By: EBR - Posted: Tuesday, March 29, 2005

Bulgaria Aims to Bridge Digital Divide
Bulgaria Aims to Bridge Digital Divide

Bulgaria has launched a three-year project that will set the stage for the transition to a knowledge-based economy and help the country catch up with Western Europe in terms of modern information and communication technologies. The objective is to ensure that all students have the chance to master digital skills and knowledge, enabling them to search for and find the information they need and use it in the process of education, making them more competitive when they enter the labour market.
Bulgaria has launched a three-year programme that will see all schools in the country supplied with computers and access to high-speed Internet. The project, dubbed i-Class, is part of the country's overall efforts to bridge the digital divide with the countries of the European Union, which Bulgaria is scheduled to join in January 2007.

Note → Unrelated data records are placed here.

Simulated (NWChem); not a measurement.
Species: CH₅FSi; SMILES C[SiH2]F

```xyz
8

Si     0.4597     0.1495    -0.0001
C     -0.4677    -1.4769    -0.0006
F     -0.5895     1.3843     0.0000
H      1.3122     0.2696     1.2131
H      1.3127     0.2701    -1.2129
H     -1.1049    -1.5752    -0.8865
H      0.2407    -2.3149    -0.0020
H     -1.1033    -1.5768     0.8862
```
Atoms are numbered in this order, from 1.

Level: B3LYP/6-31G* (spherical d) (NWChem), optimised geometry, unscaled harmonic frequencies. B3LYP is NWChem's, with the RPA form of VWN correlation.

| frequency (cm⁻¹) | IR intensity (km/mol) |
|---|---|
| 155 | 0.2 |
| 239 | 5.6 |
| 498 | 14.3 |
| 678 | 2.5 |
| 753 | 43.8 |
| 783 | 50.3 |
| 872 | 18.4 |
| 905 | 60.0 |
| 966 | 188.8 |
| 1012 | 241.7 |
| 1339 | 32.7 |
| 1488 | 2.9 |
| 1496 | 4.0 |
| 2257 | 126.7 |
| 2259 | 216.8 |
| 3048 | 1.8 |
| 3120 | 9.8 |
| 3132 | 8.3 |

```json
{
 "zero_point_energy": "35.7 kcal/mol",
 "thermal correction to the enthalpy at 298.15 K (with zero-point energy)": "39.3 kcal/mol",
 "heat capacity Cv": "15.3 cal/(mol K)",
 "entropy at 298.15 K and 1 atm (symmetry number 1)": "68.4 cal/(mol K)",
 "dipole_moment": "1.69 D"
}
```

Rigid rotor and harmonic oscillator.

Deputy Prime Minister and Minister of Transport and Communications Nikolay Vassilev announced the official start of the programme on 7 March, days after lawmakers adopted a national strategy and action plan for the introduction of information and communication technologies (ICT) into the Bulgarian school system.
The objective of the strategy is not simply to supply all schools with computers and to provide access to the Internet to all students, but -- more importantly -- to ensure that all have the chance to master digital skills and knowledge. The overarching goal of the strategy is to create a substantially new environment, in which the students are able to search for and find the information they need and to analyse and use it in the process of education, which will make them more competitive in the labour market.
The measures envisioned in the strategy include also the creation of an information network, an educational portal, distance learning platforms and a knowledge base for all disciplines, as well as training courses for teachers as a step towards the incorporation of ICT in all school subjects.
At the end of February last year, the European Commission (EC) issued its eEurope Progress Report 2004 on the EU member and candidate countries' achievements in information society development. According to Vassilev's ministry, the general conclusion was that EU candidates Bulgaria and Romania had made the least progress among all countries surveyed. The report also highlighted a critical gap between Bulgaria and mainstream Europe in respect to the use of ICT in the system of education.
A new EC report of February this year places the share of Internet users in Bulgaria at 19.2 per cent of the country's population of 7.9 million -- behind all EU member states, but ahead of Turkey and Romania. According to the report, "eInclusion Revisited: The Local Dimension of the Information Society," Internet penetration in the 25 current EU members stands at an average of 41.4 per cent of the Union's population. The figures, however, are based on a Eurobarometer survey in July 2003 and will likely have changed since.
"Education, age and income appear to be the most important variables along which the digital divide is configured. Gender related and geographical factors [rural/urban divide] show a still relevant, but relatively lesser influence on exclusion from Internet use," the report notes.
Seeking to bridge the gap separating Bulgaria from mainstream Europe, the transport and communications ministry launched a nationwide, i-Bulgaria programme in April 2004. Its principal goal was to create the basis for the development of the three main pillars of the information society: access to ICT for the majority of the Bulgarian citizens; introduction of ICT at all levels of education; and development of a competitive national ICT sector.
As part of the implementation of that programme, a total of 600 computers were installed in 50 schools in 2004. Towards the end of the year, the government provided 5m euros for the purchase of another 7,700 computers that have been installed in 750 schools with more than 400,000 studying in them.
According to Vassilev, Bulgaria will spend about 70m euros in the implementation of the 3-year i-Class programme. Nearly a third has been set aside for the purchase of 20,000 new desktops this year, when nearly 2,500 new special classrooms for computer training will be built, each equipped also with a server, a printer and a scanner. More computer labs will appear in 2006 and 2007.
In addition, nearly a third of the 3,300 schools in the country will have access to high-speed Internet by the end of this year, and the rest by the end of 2006. In 2007, all school computers will have access speeds on average twice as fast as they have now.
The i-Class programme also envisions specialised training courses for nearly 3,300 computer lab directors and for about 90,000 teachers, so that they may acquire the knowledge and skills needed for the appropriation of ICT in the teaching process.
Provision of adequate infrastructure and technology, especially to underserved or remote areas and groups at risk of exclusion, is also one of the measures EU experts consider crucial for guaranteeing European standards of social inclusion and regional cohesion.
Co-ordinated public intervention at different levels -- European, national, regional and local -- as well as the constant commitment of governments, the private sector and civil society are still needed to ensure the evolution toward a more sustainable and inclusive knowledge society, the February report also notes.
One key condition for the success of a digital inclusion strategy, EU experts stress, is that it rests on a context-based approach, whereby targeted groups are considered within their geographical, social and cultural environment.